Comparative Literary Studies at Northwestern

The Comparative Literary Studies (CLS) Program is an interdepartmental, interdisciplinary program for the study of literature across national and linguistic lines. As its name indicates, its area of study encompasses literature, but unlike other literary disciplines the objects it investigates are not situated in any one national tradition or any one natural language. Rather, its boundary is defined by the plurality and diversity of differing cultural and linguistic traditions. In respect to such differences, the comparisons pursued in CLS do not primarily strive to establish parity between what is being compared, but rather explore problems that develop across different language-traditions and emerge out of their interaction.
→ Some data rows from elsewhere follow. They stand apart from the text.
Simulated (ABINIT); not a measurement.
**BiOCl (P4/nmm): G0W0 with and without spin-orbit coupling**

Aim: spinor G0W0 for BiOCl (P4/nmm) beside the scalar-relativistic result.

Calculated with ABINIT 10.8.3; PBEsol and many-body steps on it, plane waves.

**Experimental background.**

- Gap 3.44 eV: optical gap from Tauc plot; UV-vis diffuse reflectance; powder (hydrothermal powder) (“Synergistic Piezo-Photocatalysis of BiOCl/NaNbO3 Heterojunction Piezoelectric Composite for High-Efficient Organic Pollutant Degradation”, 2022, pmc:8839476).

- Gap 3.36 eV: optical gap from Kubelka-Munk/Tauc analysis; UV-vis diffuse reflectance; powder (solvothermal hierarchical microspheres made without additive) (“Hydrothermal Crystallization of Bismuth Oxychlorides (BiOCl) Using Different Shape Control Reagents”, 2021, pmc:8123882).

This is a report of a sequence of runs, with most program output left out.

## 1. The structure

Since such problems encompass the literatures of diverse cultures and traditions, they are determined first and foremost not simply by language, but by linguistic diversity. Moreover, the literary dimension of this diversity defines it as not just inter-linguistic but also and perhaps above all as intra-linguistic. Thus, for CLS, "natural" or "national" languages are never homogeneous or self-identical: beyond their divisions into dialects and idiolects of all sorts, they are divided intrinsically and constitutively by their signifying function, which at the same time also opens them to interaction with other signifying media.

Its tradition of close textual reading places comparative literary studies in a unique position to interact with developing studies of non-verbal media. What CLS has to contribute to media studies generally is its accumulated experience in the interpretation of signifying processes as they operate discursively. What it has to learn from non-literary media studies and other disciplines is how these processes operate in other discursive contexts and in non-discursive media.

Since the subject-matter of comparative literary studies is not defined in terms of linguistic, national or cultural homogeneity, the discipline of comparative literature demands constant reflection, reevaluation and redefinition; hence its constitutive attention to questions of theory and method, which however should never be isolated from the many and variegated practices of language and its interpretation.

As a result, CLS seeks to collaborate closely with other literature programs and with disciplines such as philosophy, political theory and media studies (such as music, film, theater, art history). This collaboration is in the first instance intra-university, but can, in certain cases, involve exchanges with other local universities, whose special competence is of particular relevance to CLS.

Literary Events at Northwestern

Latest News

Congratulations to Julia Ng, who has been awarded the prestigious Charles Bernheimer Prize for the best dissertation of 2013, conferred by the American Comparative Literature Association. Julia received her PhD in Comparative Literary Studies this year with a dissertation written under the supervision of Peter Fenves, David Van Zanten, and Samuel Weber entitled "Conditions of Impossibility: Failures and Fictions of Perpetual Peace." Julia is currently a postdoctoral fellow at the Mahindra Humanities Center at Harvard, where she is conducting research on her new project,"Body, Force, Right: Towards a Literary Theory of Posthumous Life." If you will be attending the ACLA Conference this year, please stop by the banquet to see Julia receive her award.

 

Congratulations to CLS Graduate Student Sarah Mann-O'Donnell, who was recognized at The Graduate School's inaugural Awards and Recognition Dinner, celebrating honorees who have made notable contributions to graduate life at Northwestern University.  Sarah was presented the student award for Diversity.